Secondly, the horse is the symbol of male dominance and responsibility for being the family provider. Riding a horse is an expression of power and domination. When Paul does it or participates in the horse-race betting, he appears powerful. Hester insinuates that her husband is unable to supply the family with a luxurious life. Paul’s father fails to provide for the family as its members are willing to receive more than they can afford. Thus, Paul decides to take responsibility and become the male provider. In fact, the English families of the time when Lawrence was writing the story were a patriarch. It means that men were supposed to satisfy domestic demands. Thus, having own a horse and ability to ride it, Paul symbolizes an expression of masculinity. Therefore, being able to earn money and to predict the results of the race after riding the horse, the boy turns into a reliable and powerful a man who is eager to restore happiness in the family. Nevertheless, Lawrence uses the horse in this context ironically to foreshadow Paul’s short life (Hessel). Male dominance and the expression of masculinity depend on the ownership of horse and the ability to ride it. In the story, Paul’s horse is immobile. It can only rock when Paul rides it. The immobility of the wooden rocking-horse defines the complex nature of Paul’s status in his family. The rocking motion inside the real life proves that Paul’s masculinity and male dominance are temporary. Eventually, it leads him to death. The horse ascertains Paul’s position as the man of the house but, at the same time, highlights how short the artificial happiness can last.

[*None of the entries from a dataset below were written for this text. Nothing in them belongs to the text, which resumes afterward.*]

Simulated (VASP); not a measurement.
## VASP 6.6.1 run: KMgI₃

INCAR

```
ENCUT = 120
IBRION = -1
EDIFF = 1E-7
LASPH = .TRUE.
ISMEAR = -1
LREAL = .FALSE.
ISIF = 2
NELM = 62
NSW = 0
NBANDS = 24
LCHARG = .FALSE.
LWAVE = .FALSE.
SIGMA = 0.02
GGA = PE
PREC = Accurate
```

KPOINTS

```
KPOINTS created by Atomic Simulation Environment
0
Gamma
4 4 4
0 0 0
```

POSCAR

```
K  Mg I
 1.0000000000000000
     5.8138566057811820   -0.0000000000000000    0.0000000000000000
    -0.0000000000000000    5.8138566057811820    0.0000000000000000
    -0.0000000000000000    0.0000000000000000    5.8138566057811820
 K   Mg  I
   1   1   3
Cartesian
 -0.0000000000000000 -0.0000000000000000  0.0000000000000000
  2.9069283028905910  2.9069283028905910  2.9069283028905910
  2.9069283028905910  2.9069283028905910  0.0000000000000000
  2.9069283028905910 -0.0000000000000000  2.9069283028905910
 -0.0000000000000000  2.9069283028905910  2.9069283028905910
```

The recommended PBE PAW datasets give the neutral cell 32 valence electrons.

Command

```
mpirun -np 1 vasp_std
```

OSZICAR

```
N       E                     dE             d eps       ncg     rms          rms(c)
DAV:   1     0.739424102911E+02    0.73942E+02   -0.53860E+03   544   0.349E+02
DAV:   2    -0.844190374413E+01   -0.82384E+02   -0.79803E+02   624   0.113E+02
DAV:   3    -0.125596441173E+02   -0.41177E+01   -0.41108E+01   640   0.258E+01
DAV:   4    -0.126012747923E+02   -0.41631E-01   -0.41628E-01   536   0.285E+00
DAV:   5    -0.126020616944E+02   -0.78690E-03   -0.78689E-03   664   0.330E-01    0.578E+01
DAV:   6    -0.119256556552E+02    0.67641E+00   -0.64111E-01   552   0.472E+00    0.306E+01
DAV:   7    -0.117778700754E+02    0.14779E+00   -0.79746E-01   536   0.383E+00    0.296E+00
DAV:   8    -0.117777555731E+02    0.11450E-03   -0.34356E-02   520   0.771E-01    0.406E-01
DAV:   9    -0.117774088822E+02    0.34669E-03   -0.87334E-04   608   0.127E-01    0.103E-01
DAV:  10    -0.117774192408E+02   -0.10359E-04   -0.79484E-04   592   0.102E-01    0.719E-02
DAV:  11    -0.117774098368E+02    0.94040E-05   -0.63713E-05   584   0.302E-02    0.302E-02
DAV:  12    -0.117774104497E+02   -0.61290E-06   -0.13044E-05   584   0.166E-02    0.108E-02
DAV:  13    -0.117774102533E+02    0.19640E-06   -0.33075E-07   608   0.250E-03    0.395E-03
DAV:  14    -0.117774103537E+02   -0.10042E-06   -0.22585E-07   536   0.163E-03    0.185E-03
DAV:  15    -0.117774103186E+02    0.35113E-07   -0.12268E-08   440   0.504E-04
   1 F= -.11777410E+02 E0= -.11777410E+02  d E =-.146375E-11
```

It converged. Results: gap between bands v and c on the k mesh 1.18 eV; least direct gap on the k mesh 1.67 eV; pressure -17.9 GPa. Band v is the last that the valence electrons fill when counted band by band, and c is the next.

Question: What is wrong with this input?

Thirdly, the horse is the means for Paul to provide for the family. Both the wooden horse and the racing horses facilitate Paul to support the extravagant lifestyle of his relatives. Paul acquires the name of the winning horse with the help of the wooden horse. Then, he bets on the horse races with certainty that he knows the right name. Eventually, he usually wins and brings money home (Cummings 2). As a young man who is under employment age, Lawrence introduces the betting idea as a way of allowing an unemployed adolescent to meet the luxurious lifestyle of his mother. Consequently, the wooden horse and the real horses merge in the symbol of an endeavor to bring prosperity. Indeed, ordinary people struggle constantly in real life to have a decent life. Similarly, Paul should face the trials prepared for his existence. He understands that the only possible way to earn money is to ride the wooden horse persistently. He is desperate to make a living out of the knowledge. Thus, the horse epitomizes the human attempts to achieve the goal and to satisfy continuing desires of others. Undoubtedly, it is impossible for a young man of his age to make such a huge amount of money. Moreover, both his mother and his father are not able to do it as adults. Hester could only make several hundred pounds a year compared to another lady who could have thousands per year. She keeps mentioning that her husband is unlucky. When the children hear the house whispering that it needs more money, they understand that their family fails to manage their income and appetite for prosperity. Lawrence proves that the members are afraid to admit their mistakes blaming others for their troubles: “I hate our house for whispering” (Lawrence 9). This quote also underscores how it is difficult for Paul’s family to earn money and to meet the demand. Thus, Paul understands that expensive toys, furniture, and other luxuries require high income. The boy loves his mother and knows that in order to make her happy he should supply her with necessary proves of wealth. Therefore, the horse offers Paul employment for Paul and enables a helpless adolescent to make more than adults.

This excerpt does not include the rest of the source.